Building Community

Building Community

Mount Vernon Woods invites its neighbors to mingle with each other and learn about local services.

What flashes into your mind when someone says “Route 1 Corridor?” BRAC? New businesses? New housing developments? Traffic? The fear of new traffic? The controversy over new housing developments? All these preoccupations have one element in common: change.

But amidst all the change, and the fear of change, is something being obscured? Eric Dyson thought so. Dyson, a PTA member at Mount Vernon Woods Elementary, helped organize a Community Day, which took place on May 6, to emphasize that although families may come and go, there will always be a community to be appreciated. He described seeing new developments sprouting up seemingly every few weeks, “It’s easy to get lost.” The PTA wanted to send that message that “even though this is all growing, this is still your community,” Dyson explained.
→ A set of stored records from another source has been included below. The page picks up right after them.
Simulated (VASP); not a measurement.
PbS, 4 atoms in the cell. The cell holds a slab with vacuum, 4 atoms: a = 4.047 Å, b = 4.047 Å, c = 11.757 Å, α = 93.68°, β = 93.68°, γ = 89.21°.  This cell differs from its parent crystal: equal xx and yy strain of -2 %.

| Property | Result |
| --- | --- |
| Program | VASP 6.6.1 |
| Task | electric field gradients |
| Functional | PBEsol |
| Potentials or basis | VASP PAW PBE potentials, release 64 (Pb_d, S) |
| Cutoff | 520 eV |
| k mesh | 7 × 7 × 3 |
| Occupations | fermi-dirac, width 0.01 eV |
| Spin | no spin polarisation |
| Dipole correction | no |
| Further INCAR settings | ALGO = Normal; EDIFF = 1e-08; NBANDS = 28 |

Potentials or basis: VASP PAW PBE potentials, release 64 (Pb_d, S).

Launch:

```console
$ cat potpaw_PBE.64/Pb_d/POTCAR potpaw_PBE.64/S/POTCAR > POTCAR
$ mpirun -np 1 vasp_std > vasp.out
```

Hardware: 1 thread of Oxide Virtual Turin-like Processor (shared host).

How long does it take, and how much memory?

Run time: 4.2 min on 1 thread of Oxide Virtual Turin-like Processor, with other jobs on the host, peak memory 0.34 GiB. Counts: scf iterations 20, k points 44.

In order to help people find their community, the school invited a host of public and commercial entities so that neighbors could, in the words of Mount Vernon Woods Principal Reggie Romaine, “mix and mingle and become acquainted with the various agencies in the county.”

While children were having their faces painted, handling animals at a petting zoo set up by Leesburg Animal Park and participating in sports competitions, their parents had the chance to meet representatives of the various public and private organizations that bind communities together and help them run smoothly, including the police, the libraries and county human services. There were booths set up by Long and Foster and Wachovia Bank’s loan department, with information on how to purchase a home. Like many of the volunteers working that afternoon, the representatives of these businesses were bilingual and had information brochures in both English and Spanish.

At another table, Megan Podboy, of Inova’s Partnership for Healthier Kids, used baggies of sugar to graphically display the amount of sugar that is mixed in with many popular bottled drinks. She also had plastic representations of muscle and fat to demonstrate the fibered density of one pound of muscle compared to its chunky, jiggly counterpart.

Fairfax County Fire and Rescue’s Mount Vernon Station Number Nine was represented by firemen who mingled with the crowd and hoisted children into the driver’s seat of one of their trucks. Lieutenant Joseph Merritt said that although their first priority was fire and rescue, “the second best thing we can do is get out here, be approachable by the general public and let them ask questions … All they know is we show up in big trucks and squirt water on stuff … ultimately we work for the public.”

The PTA listened to their neighbors when planning the event. “What was important to the community was knowing what was available,” said Dixon, including government, athletics, business and schools. He said that the PTA also knew it would be a cultural event, “because of the community diversity.”

The culture on display included an exhibition by students at the Tukong Martial Arts Academy, which teaches Tae-Kwon Do, a martial art that originated in Korea; a fifer from the Fife and Drum Corps; singing and dancing by the Hope Aglow Empowerment Center and story-telling by Baba C, a traditional West-African griot.

Dyson beamed as he shot pictures and mingled with his neighbors, many of whom had walked to the school on this perfect, sunny afternoon. “It’s about the community and growing up in a place you know you belong,” he said.